By Dr. William L. Bain
Attending technical conferences creates the opportunity to step away from focusing on day-to-day concerns and reflect more deeply about the key principles that guide our work. Having just concluded participation in another In-Memory Computing Summit, it has become even more clear to me that the key to mainstream adoption of in-memory computing software platforms is architecture — the root of a platform’s value to applications. This notion has been reinforced through four decades of work in computer architecture and software after it was first driven home to me by a luminary in computer architecture at Intel Corporation, the late George Cox.
The importance of architecture remains as true as ever, although it is often overlooked by application developers, who have deadlines to hit, and by platform developers, who have features and APIs to ship. These priorities tend to push the architecture to the back burner. But careful analysis of application requirements often results in important insights that influence the platform’s architecture and lead to new value for all applications. It is our job as software platform architects to look for these opportunities and hopefully integrate them into our architectures in a skillful manner.
The digital twin model for stateful stream-processing is a case in point. In a previous blog, we explored how this model for building stream-processing applications naturally shifts the application’s focus from the event stream to the data sources that are sending events. By correlating incoming events and co-locating all relevant state information for each data source, an in-memory computing platform can ensure that a stream-processing application has the context it needs to analyze the data source’s dynamic state and generate effective, real-time feedback.

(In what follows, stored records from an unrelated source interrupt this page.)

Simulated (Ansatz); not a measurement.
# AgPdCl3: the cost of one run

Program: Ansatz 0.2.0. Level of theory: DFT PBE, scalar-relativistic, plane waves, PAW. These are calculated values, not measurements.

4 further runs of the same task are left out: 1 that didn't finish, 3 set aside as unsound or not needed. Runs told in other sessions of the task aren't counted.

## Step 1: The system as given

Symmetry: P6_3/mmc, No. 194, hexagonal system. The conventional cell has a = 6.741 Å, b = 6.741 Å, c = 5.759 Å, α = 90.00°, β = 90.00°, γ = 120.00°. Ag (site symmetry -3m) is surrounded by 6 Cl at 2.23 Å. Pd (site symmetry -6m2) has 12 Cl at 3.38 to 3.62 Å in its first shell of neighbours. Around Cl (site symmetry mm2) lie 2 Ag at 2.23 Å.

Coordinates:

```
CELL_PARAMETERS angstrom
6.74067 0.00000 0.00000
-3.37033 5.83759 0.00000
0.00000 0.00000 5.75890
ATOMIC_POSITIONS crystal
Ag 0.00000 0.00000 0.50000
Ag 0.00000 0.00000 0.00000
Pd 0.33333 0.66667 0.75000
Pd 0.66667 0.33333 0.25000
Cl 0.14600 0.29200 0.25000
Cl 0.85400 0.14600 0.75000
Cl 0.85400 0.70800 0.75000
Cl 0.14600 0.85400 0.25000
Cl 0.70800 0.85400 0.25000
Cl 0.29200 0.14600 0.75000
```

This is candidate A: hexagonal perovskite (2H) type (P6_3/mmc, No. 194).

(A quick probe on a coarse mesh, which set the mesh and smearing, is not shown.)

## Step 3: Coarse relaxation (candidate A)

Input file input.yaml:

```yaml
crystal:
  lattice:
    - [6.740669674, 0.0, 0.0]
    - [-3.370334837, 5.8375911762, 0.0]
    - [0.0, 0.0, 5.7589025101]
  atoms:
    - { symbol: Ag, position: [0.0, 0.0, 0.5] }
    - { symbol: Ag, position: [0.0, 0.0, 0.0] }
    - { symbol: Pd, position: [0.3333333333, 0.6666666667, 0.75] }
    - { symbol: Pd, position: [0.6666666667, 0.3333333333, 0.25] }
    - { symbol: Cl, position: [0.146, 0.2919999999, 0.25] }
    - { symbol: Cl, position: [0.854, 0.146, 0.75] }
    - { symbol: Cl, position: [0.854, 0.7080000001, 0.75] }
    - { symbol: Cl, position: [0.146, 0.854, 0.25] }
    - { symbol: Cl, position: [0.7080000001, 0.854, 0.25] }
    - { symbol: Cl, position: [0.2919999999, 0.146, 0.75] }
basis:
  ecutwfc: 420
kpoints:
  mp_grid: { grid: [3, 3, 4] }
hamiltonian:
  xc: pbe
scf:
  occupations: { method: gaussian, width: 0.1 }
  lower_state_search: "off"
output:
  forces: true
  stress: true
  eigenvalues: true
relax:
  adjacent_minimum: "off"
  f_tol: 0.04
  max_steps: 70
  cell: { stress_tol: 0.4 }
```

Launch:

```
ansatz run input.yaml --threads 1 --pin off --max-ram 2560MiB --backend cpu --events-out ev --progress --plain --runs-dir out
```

For example, if an application is analyzing telemetry from the components of a windmill, it can zoom in on the telemetry for each component and combine this with relevant contextual data, such as the component’s make, model, and service history, to enhance its ability to predict impending failures. The following diagram illustrates how the digital twin model correlates telemetry from three components of a hypothetical windmill (blades, generator, and control panel) and delivers it to associated objects within an in-memory data grid (IMDG), where event handlers analyze the telemetry and generate feedback and alerts:
The power of the digital twin model is that this software architecture gives applications new capabilities, simplifies development, and boosts performance. While the model alone does not provide specific APIs for predictive analytics or machine learning, its architecture provides an organizational structure for hosting application-specific algorithms so that they have immediate access to the context they need for deep introspection.
Compare the digital twin model to standard, pipelined models for stream-processing, such as Apache Beam, which require the application to orchestrate the correlation of events by data source and manage each data source’s state information in unstructured attached storage – at the cost of both complexity and increased network overhead. (See the diagram below.) When implemented on an IMDG with integrated in-memory computing, the digital twin model provides a higher-level abstraction that both simplifies application design and avoids network accesses to a remote store. As a result, it makes sense to factor its functionality out of application code and migrate it into the platform.
One indicator of a useful software architecture is that it provides unexpected benefits. This is the case with digital twins. Beyond just using them to model physical data sources, they can be organized in a hierarchy to implement subsystems operating at successively higher levels of abstraction within a real-time application. Alerts from lower-level digital twins can be delivered as telemetry to higher level twins in an acyclic, directed graph that partitions functionality in a hierarchical manner and enables strategic algorithms to be cleanly encapsulated.
In our above example of a windmill that generates telemetry from three physical components, the blades and generator work together to generate power managed by the control panel. Taking advantage of a hierarchical organization as shown below, the digital twins for the blades and generator feed telemetry to a higher-level digital twin model called the Blade System that manages the rotating components within the tower and their common concerns, such as avoiding over-speeds, while not dealing with the detailed issues of managing these two components. Likewise, the digital twin for the blade system and the control panel feed telemetry to a yet higher level digital twin model which coordinates the overall windmill’s operation and generates alerts as necessary.
By partitioning the application in a hierarchical manner, the code can be modularized and thereby simplified with a clean separation of concerns and well-defined interfaces for testing. In many ways, the digital twin model is just an application of the principle of encapsulation from object-oriented programming to the data sources and higher-level controllers within a real-time, stream-processing system. In fact, the software architecture of digital twins is so simple that it might be overlooked or trivialized. However, this model significantly simplifies application development and enables the platform to maximize stream-processing performance. The benefits it provides for applications, especially when they are hosted on an in-memory computing platform with first-class support for digital twins, should not be underestimated.